Using polystyrene foam (PS6) containers to package food will not be allowed in Pleasanton starting July 1, 2013.

The city council unanimously approved the ban.

The ordinance will require food vendors, including restaurants, delis, supermarkets, cafeterias, street vendors and other food outlets to provide their customers with containers that are either recyclable or compostable.

The new rules would not impact the use of the containers for raw foods, such as trays for raw meats in supermarkets and food prepackaged outside of Pleasanton, such as Cup of Noodles.

Food vendors would have until January 1, 2014 to replace PS6 containers.

Daniel Smith, Director of Operations Services, said there are several reasons to implement the ban. In most cases the PS6 containers end up in landfills. They don't biodegrade. When they are crumbled, little pieces end up in the stormwater drains. In addition, there is a health impact. Heating the containers releases a carcinogen.

He stated that the ban will help the city to meet its new stormwater requirements to reduce trash in its discharge by 40 percent over baseline by July 2014. It will also assist in meeting the goal of zero waste going to a landfill.
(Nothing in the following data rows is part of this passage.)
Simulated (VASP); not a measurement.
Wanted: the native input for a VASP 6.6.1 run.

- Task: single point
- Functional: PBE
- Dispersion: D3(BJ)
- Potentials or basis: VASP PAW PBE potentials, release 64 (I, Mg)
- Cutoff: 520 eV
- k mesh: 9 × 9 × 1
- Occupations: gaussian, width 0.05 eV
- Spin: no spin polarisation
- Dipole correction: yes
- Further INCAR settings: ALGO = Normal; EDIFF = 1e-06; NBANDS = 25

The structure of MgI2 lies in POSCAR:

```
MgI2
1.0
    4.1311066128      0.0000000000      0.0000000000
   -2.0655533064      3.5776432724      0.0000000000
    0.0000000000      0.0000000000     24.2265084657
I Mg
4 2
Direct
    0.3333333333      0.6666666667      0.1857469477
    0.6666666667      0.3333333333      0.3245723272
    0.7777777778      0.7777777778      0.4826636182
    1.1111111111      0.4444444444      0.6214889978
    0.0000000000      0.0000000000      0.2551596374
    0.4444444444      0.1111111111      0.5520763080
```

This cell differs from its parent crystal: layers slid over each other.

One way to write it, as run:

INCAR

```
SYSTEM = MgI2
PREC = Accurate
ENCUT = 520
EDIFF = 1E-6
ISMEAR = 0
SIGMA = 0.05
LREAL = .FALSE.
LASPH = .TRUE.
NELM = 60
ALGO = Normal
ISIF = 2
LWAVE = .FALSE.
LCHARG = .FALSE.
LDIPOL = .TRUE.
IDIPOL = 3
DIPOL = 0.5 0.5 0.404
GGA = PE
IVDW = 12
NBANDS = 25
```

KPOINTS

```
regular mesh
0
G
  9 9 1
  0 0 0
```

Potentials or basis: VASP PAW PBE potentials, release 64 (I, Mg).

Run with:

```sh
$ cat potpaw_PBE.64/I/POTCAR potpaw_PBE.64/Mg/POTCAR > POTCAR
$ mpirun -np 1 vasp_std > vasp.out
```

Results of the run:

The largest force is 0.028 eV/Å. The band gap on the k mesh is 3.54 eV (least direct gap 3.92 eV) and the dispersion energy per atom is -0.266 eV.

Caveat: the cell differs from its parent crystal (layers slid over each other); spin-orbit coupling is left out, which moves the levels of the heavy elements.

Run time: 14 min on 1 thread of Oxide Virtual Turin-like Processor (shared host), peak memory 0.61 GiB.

Smith told the countil that a notice sent to businesses about the ordinance drew only two comments, with no protests. In and Out said that it was already in compliance. Smith said, "What we learned was that many businesses had already made the switch."

Mayor Jerry Thorne commented, "This is something I would have done before banning plastic bags. When I was at HP, we got rid of foam containers in 1990."